'Holy alliance' in Italy protests against working on Sundays

'Holy alliance' in Italy protests against working on Sundays

ROME - Agence France-Presse

AFP photo

Trade unions held small protests across Italy and the Catholic Church voiced its support on Sunday as part of a Europe-wide campaign against allowing more businesses to stay open on Sundays.

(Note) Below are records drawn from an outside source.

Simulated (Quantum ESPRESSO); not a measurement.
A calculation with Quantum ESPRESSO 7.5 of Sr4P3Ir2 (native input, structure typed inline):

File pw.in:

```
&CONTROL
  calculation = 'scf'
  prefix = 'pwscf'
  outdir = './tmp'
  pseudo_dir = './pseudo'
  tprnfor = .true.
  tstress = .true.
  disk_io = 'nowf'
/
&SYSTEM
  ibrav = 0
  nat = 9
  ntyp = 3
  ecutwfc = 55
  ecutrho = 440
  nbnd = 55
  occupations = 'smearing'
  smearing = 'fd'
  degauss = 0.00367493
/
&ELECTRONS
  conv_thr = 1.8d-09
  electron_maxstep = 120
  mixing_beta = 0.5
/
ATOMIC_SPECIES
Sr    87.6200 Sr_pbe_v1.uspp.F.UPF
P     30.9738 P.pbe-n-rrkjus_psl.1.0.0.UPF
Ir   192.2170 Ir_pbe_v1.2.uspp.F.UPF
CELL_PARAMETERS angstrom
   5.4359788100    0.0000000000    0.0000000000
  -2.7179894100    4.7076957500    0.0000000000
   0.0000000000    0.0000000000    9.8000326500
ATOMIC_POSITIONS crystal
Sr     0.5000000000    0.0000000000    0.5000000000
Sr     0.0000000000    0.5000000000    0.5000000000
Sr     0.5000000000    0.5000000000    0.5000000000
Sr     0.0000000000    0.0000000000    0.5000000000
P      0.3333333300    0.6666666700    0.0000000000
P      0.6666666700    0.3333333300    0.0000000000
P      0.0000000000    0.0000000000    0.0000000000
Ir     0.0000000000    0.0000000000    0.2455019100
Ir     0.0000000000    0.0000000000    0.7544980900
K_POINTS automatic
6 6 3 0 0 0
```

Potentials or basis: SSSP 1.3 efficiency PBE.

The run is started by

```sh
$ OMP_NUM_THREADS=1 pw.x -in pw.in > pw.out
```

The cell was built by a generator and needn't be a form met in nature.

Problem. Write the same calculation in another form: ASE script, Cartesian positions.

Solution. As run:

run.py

Susanna Camusso, the leader of Italy's biggest trade union, CGIL, joined picketers outside a Rome shopping centre and there were similar demonstrations around the country including street parties in Florence, Milan and Pisa.
 
"Liberalising businesses by opening them seven days a week does not increase consumption but it has an impact on the material conditions of workers with ever harsher shifts and increased demands on flexibility," Camusso said.
 
"A Priceless Day" read the headline of an editorial in Avvenire, the newspaper of the Italian bishops' conference, which hailed the formation a new "holy alliance" between Catholic communities and trade unions on the issue.
 
"Workers are stressed out by unworkable shifts and the unimaginable difficulties of spending time with their families and taking Sundays not just as a day of rest but of personal reflection," it said.
 
Italian Prime Minister Mario Monti introduced a reform as part of an austerity package passed in December last year that allows businesses to decide their own working hours, including the possibility of 24-hour opening.
 
Italy's three main trade unions, CGIL, CISL and UIL, which are already campaigning against government plans to make it easier to fire workers, said in a statement that Sunday openings would lead to "worse economic conditions." The mobilisation in Italy was part of the European Day for a Work-Free Sunday, a campaign called by the European Sunday Alliance, a network of trade unions, civil society organisations and religious communities.